This can be on the scale of seconds if you have enough cores, but maybe you're developing on a slower machine. Three options are currently available to accelerate the edit-compile cycle:
-
There is an experimental
--noclean
option to./configure
that, for some simple types of changes, can produce a successful build without cleaning. -
Running
make
without./configure
can work for some particularly simple types of changes. However, not all dependencies are currently expressed inMakefile
, and some types of dependencies that./configure
understands would be difficult to express in theMakefile
language. -
You can disable the implementations you're not using by setting sticky bits on the source directories for those implementations: e.g.,
chmod +t crypto_nG/*/*avx2*
.
Make sure to reenable all implementations and do a full clean build if
you're collecting data to add to the source benchmarks
directory.
How to add new instruction sets
Adding another file compilers/amd64+foo
, along with a supports()
implementation in compilers/amd64+foo.c
, will support a new
instruction set. Do not assume that the new foo
instruction set
implies support for older instruction sets (the idea of "levels" of
instruction sets); instead make sure to include the older instruction
sets in +
tags, as illustrated by
compilers/amd64+sse3+ssse3+sse41+sse42+avx
.
In the compiler options, always make sure to include -fPIC
to support
shared libraries, and -fwrapv
to switch to a slightly less dangerous
version of C.
The foo
tags don't have to be instruction sets. For example, if a CPU
has the same instruction set but wants different optimizations because
of differences in instruction timings, you can make a tag for those
optimizations, using, e.g., CPU IDs or benchmarks in the corresponding
supports()
function to decide whether to enable those optimizations.
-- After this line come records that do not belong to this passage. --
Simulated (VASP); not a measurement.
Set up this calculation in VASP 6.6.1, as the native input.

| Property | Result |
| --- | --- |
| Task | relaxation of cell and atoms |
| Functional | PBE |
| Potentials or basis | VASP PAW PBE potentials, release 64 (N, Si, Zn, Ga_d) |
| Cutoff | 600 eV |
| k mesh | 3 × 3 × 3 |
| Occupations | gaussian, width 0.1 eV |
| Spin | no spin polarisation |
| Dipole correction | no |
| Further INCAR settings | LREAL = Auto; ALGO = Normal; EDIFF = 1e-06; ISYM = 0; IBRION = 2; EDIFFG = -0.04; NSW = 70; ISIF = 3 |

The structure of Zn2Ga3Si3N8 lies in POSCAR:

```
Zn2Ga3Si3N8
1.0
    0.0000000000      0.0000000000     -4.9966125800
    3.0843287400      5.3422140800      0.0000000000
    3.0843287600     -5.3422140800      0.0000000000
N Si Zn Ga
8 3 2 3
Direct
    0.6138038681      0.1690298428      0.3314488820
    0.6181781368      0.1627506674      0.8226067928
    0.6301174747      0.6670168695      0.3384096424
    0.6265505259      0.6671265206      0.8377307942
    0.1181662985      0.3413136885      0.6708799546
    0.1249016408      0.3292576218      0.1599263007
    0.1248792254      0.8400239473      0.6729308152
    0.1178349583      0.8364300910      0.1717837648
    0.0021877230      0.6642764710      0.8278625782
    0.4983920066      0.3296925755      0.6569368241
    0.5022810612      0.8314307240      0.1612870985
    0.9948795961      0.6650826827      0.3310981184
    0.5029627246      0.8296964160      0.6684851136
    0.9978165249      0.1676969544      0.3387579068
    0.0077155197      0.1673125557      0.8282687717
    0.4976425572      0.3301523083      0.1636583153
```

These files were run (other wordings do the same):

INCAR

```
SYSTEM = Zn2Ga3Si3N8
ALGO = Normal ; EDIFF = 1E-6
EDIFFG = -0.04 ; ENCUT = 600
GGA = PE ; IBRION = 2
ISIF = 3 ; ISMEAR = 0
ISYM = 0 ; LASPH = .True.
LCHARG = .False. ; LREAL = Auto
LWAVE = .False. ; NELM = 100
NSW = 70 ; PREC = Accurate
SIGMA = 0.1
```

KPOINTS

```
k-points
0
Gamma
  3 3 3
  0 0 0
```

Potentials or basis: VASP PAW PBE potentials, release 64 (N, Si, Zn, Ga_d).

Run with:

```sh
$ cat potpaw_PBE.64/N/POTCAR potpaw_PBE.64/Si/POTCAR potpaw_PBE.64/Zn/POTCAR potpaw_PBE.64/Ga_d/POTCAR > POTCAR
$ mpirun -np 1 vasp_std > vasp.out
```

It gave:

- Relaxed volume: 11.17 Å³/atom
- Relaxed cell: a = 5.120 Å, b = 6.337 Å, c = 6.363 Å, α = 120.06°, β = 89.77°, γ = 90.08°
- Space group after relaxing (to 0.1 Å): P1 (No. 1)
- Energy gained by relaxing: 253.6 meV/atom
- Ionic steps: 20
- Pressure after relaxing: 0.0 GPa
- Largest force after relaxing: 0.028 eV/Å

Benchmarks tend to be more future-proof than a list of CPU IDs, but the
time taken for benchmarks at program startup has to be weighed against
the subsequent speedup from the resulting optimizations.
To see how well lib25519 performs with the new compilers, run
lib25519-speed
on the target machine and look for the foo
lines in
the output. If the new performance is better than the performance shown
on the selected
lines:
-
Copy the
lib25519-speed
output into a file on thebenchmarks
directory, typically named after the hostname of the target machine. -
Run
./prioritize
in the top-level directory to createpriority
files. These files tell lib25519 which implementations to select for any given architecture. -
Reconfigure (again with
--notrim
), recompile, rerunlib25519-test
, and rerunlib25519-speed
to check that theselected
lines now use thefoo
compiler.
If the foo
implementation is outperformed by other implementations,
then these steps don't help except for documenting this fact. The same
implementation might turn out to be useful for subsequent foo
CPUs.
How to add new implementations
Taking full advantage of the foo
instruction set usually requires
writing new implementations. Sometimes there are also ideas for taking
better advantage of existing instruction sets.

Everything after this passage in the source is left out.